Kazan, July 5-6, Brazil - Belgium
Kazan is a city of murals: Cristiano Ronaldo, Lionel Messi…and rather belatedly, Neymar. Yes, as we arrive early in the morning in the capital of Tatarstan, the last touches are being put to a giant mural of the Brazilian talisman opposite the team hotel. TV Globo is on hand to register the drama. My travel buddy Fernando Valeika is never shy of any banter: he hums the ‘Imperial March,’ mocking the monopoly position of South America’s biggest TV broadcaster. It’s not the last time Fernando shall do this.
We head into town, meet Rory Smith and go for lunch. After 45 minutes, it bizarrely transpires that our lunch order can’t be met. We muse about what went wrong, but the reality is that outside the Moscow-St Petersburg axis, Russia is still not accustomed to a service society. Consumerism and service exist, but have their limits. The order of the day is to wait, something journalists don’t like.

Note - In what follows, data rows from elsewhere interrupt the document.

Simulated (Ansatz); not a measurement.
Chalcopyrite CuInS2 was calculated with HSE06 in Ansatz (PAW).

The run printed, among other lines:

The next day has more waiting in store at restaurants - and at a parking lot. Fernando ordered a BlaBlaCar, a carpooling system at democratic prices in Russia, to drive us to Samara, but at 3.40am our driver Dennis doesn’t turn up. Over the phone, Fernando aims a few cuss words at Dennis; Michael, a colleague from the New Zealand Herald, yawns and I protest against Fernando’s plans to book a new BlaBlaCar at 6am. It is light again and we are all a bit tired. We call a taxi and on the spot - with a bit of convincing - Alexey decides to take us to Russia’s space capital. Alexey drives fast and furious. He smokes nonstop, much to the dismay of those in the back seats, and plays Russian house music throughout the trip. He gets us there in 3.5 hours, which must be something of a new record - just in time, in fact, to take another drag from his cigarette and head back to Kazan.
Samara, July 7, England - Sweden
In downtown Samara, a nondescript door with no handle is the back entrance to an anonymous tenement block. Locals and visitors never made much of it, but in 1991 the innocent entrance was revealed to be a nuclear bunker, built as Joseph Stalin's last refuge. With two shafts and a depth of 40 meters the bunker can withstand a 1,500 kiloton demolition.
As the Germans advanced and the spectre of Moscow falling into enemy hands loomed large, the USSR’s State Defense Committee considered moving the capital to Samara, but that never transpired. Neither did Stalin ever need to enter the bunker, a complex, 192 steps down, with fake windows and fake doors. “If you take the wrong door, you will be shot,” the tour guide jokes. The irreverence is striking, but the football fans in attendance appreciate the joke. Mexican, Brazilians, Swedes and English have visited the bunker this week. Samara, once a closed-off city, like Nizhny Novgorod, is enjoying its moment in the limelight.
I go for a spot of breakfast. After 30 minutes, the waitress informs me they couldn’t find salad in the grocery store next door to accompany my Eggs Benedict. The restaurant is in a state of confusion over this salad. I am equally miffed and amused. Food in Kazan and Samara, I guess it’s not supposed to be.
At the spaceship-like stadium the atmosphere is strangely sedate for a World Cup quarter-final. The logistics have prevented plenty of England and Sweden fans from coming to Samara. I count no more than a thousand Scandinavians in the stands. The English gurgle and sing their same old songs, but with renewed excitement. They all want football to come home once more.